Dimmies also conveniently forget that the deregulation directly responsible for too big to fail financial institutions was signed by none other than Bill Clinton.
I don't believe it. Show me.
he's referring to Gramm?Leach?Bliley Act - Wikipedia, the free encyclopedia
The great Bush 'deregulation' myth :: Jeff Jacoby
Granted, there has been significant recent legislation easing financial restrictions. Most often mentioned is the Gramm-Leach-Bliley Act, which, as The New York Times described it on Monday, "removed barriers between commercial and investment banks that had been instituted to reduce the risk of economic catastrophes." Some argue that the law, which allowed traditional banks and investment firms to be affiliated under one holding company, helped bring on the credit meltdown. Even if true, how was that George W. Bush's fault? The law was signed by President Bill Clinton in 1999
Hardly a strong case, by a conservative reporter in Boston. "SOME ARGUE", hmmm... just how compelling can you get... Actually, not very.
And "SOME ARGUE" this deregulation had little to nothing to do with the financial meltdown:
Gramm?Leach?Bliley Act - Wikipedia, the free encyclopediaThe economists Brad DeLong (of the University of California, Berkeley) and Tyler Cowen (of George Mason University in Virginia) have both argued that the Gramm–Leach–Bliley Act softened the impact of the crisis.[34] Atlantic Monthly columnist Megan McArdle has argued that if the act was "part of the problem, it would be the commercial banks, not the investment banks, that were in trouble" and repeal would not have helped the situation.[35] An article in National Review has made the same argument, calling liberal allegations about the Act “folk economics.”[36]
The economists cited above are more creditable than a conservative reporter in Boston, and you have still failed to show that Gramm Leach Bliley was a major factor in anything, which was your original contention on page 1, and which has now been debunked, as you have also chosen to throw Phil Gramm and the repub majority in the senate under the bus.

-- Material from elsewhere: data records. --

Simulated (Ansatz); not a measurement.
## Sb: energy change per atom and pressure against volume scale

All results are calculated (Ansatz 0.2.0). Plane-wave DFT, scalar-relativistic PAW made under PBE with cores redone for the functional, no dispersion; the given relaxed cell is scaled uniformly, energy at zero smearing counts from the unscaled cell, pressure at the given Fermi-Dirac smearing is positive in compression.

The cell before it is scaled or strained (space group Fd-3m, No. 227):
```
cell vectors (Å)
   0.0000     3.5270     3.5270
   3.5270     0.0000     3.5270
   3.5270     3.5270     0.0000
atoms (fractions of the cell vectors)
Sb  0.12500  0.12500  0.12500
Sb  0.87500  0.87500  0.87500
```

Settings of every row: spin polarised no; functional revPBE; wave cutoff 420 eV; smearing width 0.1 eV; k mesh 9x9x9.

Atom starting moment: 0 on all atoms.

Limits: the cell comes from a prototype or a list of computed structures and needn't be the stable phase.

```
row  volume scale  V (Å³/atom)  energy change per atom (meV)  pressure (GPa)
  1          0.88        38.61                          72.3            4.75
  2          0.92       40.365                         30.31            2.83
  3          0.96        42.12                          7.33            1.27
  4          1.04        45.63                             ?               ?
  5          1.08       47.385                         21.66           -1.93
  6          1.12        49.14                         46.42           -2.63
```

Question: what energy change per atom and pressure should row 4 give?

I don't recall Lehman Bros., which went bankrupt, acquiring any insurance nor retail brokerage business, nor Bear Stearns which failed. AIG which failed big time had not entered commercial banking nor brokerage. I don't recall Washington Mutual being in anything other than commercial banking, nor Indymac. When Merrill Lynch was failing, Treasury put Bank of America together with Merrill Lynch, that would be commercial banking with retail brokerage and investment banking, which was a formerly prohibited combination, and that was seen as a solution rather than a problem (although BofA stock has taken a hit because of the garbage on the scoundrel Merrill Lynch's books that has had to be written down, and caused BofA to fire Ken Lewis for unwisely doing the deal). (I used to do business with Merrill, but I closed my account because the dips screwed their shareholders and the taxpayers)
So, among the biggest failures, I don't see actual evidence that formerly prohibited combinations played a significant role. Maybe you can cite 10 or so instances.